Monday, May 20, 2013

I Used to be a Pervert. Now I'm a Bigot.

Gays and lesbians.

Heterosexuals.

Upholders of traditional marriage.

Supporters of same-sex marriage.

Go ahead. Think of a label for some of the terms above. Many people do. That's partly why the other book I've had in the works is titled "I Used to be a Pervert. Now I'm a Bigot." It is an attempt to help people understand that there are problems on "both sides" of the marriage debate.

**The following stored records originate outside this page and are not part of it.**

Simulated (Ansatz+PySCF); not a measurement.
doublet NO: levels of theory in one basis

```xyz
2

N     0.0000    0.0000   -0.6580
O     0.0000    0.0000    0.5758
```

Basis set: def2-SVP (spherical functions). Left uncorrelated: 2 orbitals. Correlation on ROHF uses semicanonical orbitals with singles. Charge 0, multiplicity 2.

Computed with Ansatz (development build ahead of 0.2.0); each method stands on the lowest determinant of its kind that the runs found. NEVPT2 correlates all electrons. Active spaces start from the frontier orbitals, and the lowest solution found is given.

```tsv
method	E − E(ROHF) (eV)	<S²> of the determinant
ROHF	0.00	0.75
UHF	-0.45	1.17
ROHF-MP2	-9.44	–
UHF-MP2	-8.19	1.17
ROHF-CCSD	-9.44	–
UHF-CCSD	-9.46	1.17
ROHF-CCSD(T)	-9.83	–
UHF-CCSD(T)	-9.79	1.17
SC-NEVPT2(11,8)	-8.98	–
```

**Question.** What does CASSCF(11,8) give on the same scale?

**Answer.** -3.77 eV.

I believe the optimum situation in which to bring up children is with a mother and a father in the home. I do not think that women make very good fathers nor that men make very good mothers. I may be called a bigot by some, because of those views, but that certainly doesn't make me a bigot. Those beliefs do not come from hate, rather, concern for those not always considered--those yet to be born.

I know that people with same-sex attractions and those who identify as gay and lesbian are not necessarily perverts--no more, or less, than those who are heterosexually oriented. I may be called, or have been called, a pervert, especially back in the 70s and 80s when very few people dared to discuss homosexual attractions. However, because I've had those attractions, that does not make me a pervert.

One of my hopes with the book is that people will realize name-calling, and the assumption that someone can label another without even knowing them, is ridiculous. Also, I'm hoping to bring greater understanding concerning those accused of being "perverts" and those accused of being "bigots."

"Perverts" and "Bigots."

Sticks and stones may break my bones......and yes, words can hurt, too. Especially the ugly ones.

1 comment:

  1. I've thought about this a great deal and appreciate your insight. I've often thought that the labels have taken away my essential sense of self. If I allow the world to label me, I remain pliant to the ever changing whims of the world. I want the ability to have my own beliefs and opinions, as well as others, while remaining close to those I love, whatever standards they live. If my assessments and choices prove beneficiary to my happiness, of course I want to share them but in no way force them. My values are what keep me viable and without them I feel like I'd fall apart into nothingness...wait, already have, and came fatally close to acting on my thought that life wasn't worth living. I've been at both ends of the spectrum and echo your sentiments.